Once seen as purely functional, the bathroom is now seen as a luxury room, with many people creating a spa-like sanctuary in their own home. Choosing the right tapware to match your bathroom will help complete your desired look. There is a huge range out there, in varying finishes and styles, so we've listed the features you should consider and the pros and cons of different taps to make your decision-making easier.
One of the most important features of a tap is its water efficiency. You can also attach aerators and flow controllers to your taps that can reduce water usage by up to 13 litres per minute.
Temperature control is one of the most important aspects of tapware, especially if you have young children. The ideal tap will heat water to a set temperature, instantly, every time. Alternatively, water companies sell temperature control pads where you can pre-set the temperature as part of the water heater.
Choose tapware to match the décor of your bathroom. There is a huge range out there, made from polished chrome, brushed stainless steel and porcelain. Available in varying shapes and colours, you are bound only by your budget.
Ease of use
There's nothing more annoying than spending 10 minutes in the morning trying to get the shower temperature just right because the taps are difficult to use. When you're buying tapware don't be afraid to turn them on and off to get a feel for how they work. Some taps are designed to be especially user-friendly - ask the store attendant to show you tapware with this feature.
TYPES OF TAPS/FAUCETS
Also known as a washerless faucet.
Uses a rubber diaphragm or two metal, plastic or ceramic discs with holes that align to let the water flow or close to shut off the water flow. Ceramic plates are more difficult to damage than rubber seats, but hard water can sometimes cause problems with the ceramic cartridges, such as squeaking or sticking.
Single-handle faucets that use stainless steel ball design have just one moving part and are a durable alternative.
Reduces leakage problems that result from worn washers.
Easy to repair because most new models have the water-control mechanism housed in a replaceable cartridge.
Replacing a cartridge is an easy do-it-yourself project, compared to working on conventional faucets. Most faucets that offer this convenience are labeled "self-contained cartridge."
Also known as a washerless faucet.
A single-handle faucet that uses a ball with openings in it to control hot and cold water.
May leak either at the spigot or at the handle.
Leaks from the handle are usually caused by improper adjusting-ring tension. To stop the leak, adjust the tension.
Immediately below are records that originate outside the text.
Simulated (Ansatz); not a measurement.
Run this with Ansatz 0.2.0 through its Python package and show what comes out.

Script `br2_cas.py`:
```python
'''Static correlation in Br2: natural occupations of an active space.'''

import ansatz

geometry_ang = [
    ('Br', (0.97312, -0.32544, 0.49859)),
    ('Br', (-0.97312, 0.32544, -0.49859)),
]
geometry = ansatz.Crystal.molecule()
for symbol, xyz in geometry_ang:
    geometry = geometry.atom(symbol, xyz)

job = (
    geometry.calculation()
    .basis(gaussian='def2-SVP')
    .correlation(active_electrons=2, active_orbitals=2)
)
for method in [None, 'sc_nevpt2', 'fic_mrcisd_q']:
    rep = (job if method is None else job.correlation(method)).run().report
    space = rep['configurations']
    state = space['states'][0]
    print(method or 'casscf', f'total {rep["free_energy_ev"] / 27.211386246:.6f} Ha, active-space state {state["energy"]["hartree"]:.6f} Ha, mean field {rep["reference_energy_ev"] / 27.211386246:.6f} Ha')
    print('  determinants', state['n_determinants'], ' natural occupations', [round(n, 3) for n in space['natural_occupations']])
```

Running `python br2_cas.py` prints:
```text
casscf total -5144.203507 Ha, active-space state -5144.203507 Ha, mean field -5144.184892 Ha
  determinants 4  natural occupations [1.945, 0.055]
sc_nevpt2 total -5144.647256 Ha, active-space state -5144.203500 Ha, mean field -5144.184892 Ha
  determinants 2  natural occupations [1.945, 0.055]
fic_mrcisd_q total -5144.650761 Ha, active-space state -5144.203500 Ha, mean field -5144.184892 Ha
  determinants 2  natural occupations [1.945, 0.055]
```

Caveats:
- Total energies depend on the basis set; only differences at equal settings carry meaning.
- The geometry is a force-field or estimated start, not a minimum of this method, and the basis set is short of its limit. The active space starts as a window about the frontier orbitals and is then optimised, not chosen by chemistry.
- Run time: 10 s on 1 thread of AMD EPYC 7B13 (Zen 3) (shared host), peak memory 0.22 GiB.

Worn cam seals can also result in leaks at the handle.
Worn spring-loaded, soft rubber seal assemblies usually cause dripping from the spigot.
Also known as a washer-type or stem faucet.
When the spindle is turned down, the washer or disk attached to its lower end is pressed tightly against a smoothly finished ring or ground-seat that surrounds the flow opening to shut off the water flow. If the washer and seat do not make a firm contact at all points, water will leak. This usually happens when the washer becomes worn.
Seats in faucets that are not removable may be reground with reseating tools.
A washerless faucet.
Water is controlled by openings in the two discs. When the discs are rotated to align, the water flows. When the discs are misaligned, the water shuts off.
May have one or two handles. Fix by replacing the O-rings or, better yet, replace the whole disc.
Tub & Shower Faucet
Usually combination style, where hot and cold mix in a single arm.
Available in different patterns, they can be built into the wall or flush mounted on the wall above the bathtub.
In three-valve bath and shower faucets, two valves control water and a third diverts water either through the spout or to the showerhead.
Two-valve tub and shower faucets have an automatic device on the spout that, when activated, diverts water to the showerhead.
Two-valve tub fillers and shower fittings fill either the tub or control water in the shower, as do the tub and shower faucets
Lavatory & Kitchen Faucets
Often come in a combination style, where hot and cold mix in a single arm.
Are available in several different patterns.
A Ledge-Mounted faucet is mounted in a horizontal position.
Standard lavatory faucets are made with 4" centers.
Wide Spread faucets are made with adjustable center measurements up to 12".
The Wall-Mounted unit is connected to pipes coming through the wall above the sink. It is mounted vertically.
The most common size in kitchen sink faucets is 8" center, but 6" and 4" are also available.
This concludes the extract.